How to read web specs Part I – Or: WebVR, how do you work?

If you are like me and you like to live on the bleeding edge, you will probably have encountered the lack of tutorials, introductions or HowTos for new web APIs. If a new “thing” has actually made it into a browser, like Firefox Nightly or Chrome Canary, the only thing you might have at your disposal is probably the API spec and those tend to be hard to navigate and – fair warning – can turn out to be pretty unreliable.

WebVR

Today I started to familiarize myself with WebVR. At the time of writing, Firefox Nightly and Samsung Internet Browser has support for WebVR and there are custom Chromium builds for Windows. Yes, that’s Chromium, not Chrome Canary. There’s a branch on the Chromium repo, but the code has not been pulled into master, so my colleague Brandon Jones picked up the slack and is providing custom builds. Once the code has been pulled in, I expect WebVR to be available in Canary behind a flag rather quickly.
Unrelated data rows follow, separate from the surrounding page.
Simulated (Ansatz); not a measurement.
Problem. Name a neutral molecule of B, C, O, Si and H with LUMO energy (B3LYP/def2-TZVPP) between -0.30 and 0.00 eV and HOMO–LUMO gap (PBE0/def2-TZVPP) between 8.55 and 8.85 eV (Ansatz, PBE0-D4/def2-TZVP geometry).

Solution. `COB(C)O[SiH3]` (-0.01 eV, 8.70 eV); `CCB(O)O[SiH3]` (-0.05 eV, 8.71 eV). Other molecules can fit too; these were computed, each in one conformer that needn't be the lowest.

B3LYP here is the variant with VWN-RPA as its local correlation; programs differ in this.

I don’t own an VR device besides a Google Cardboard, but as it turns out that is not necessary to explore the API. Despite only two and a half native implementations and the rather expensive required hardware, WebVR already has a surprisingly vibrant community which have found ways to get started with WebVR regardless. There’s ThreeJS demos, there’s an Chrome extension that emulates a VR device in DevTools, and there’s a polyfill with a very nice progressive enhancement approach to the whole problem.

So much for the ecosystem. However, how do I write WebVR? Most of the WebVR articles I found were snippets of code that did most of the work for you and didn’t explain how or why, mostly using ThreeJS. At that point I didn’t even know where the line for responsibilities is drawn between WebGL and WebVR. My work with Houdini taught me to work with specs a little and so I was less afraid to dive into the WebVR spec. Hopefully you’ll feel the same in the future after reading this.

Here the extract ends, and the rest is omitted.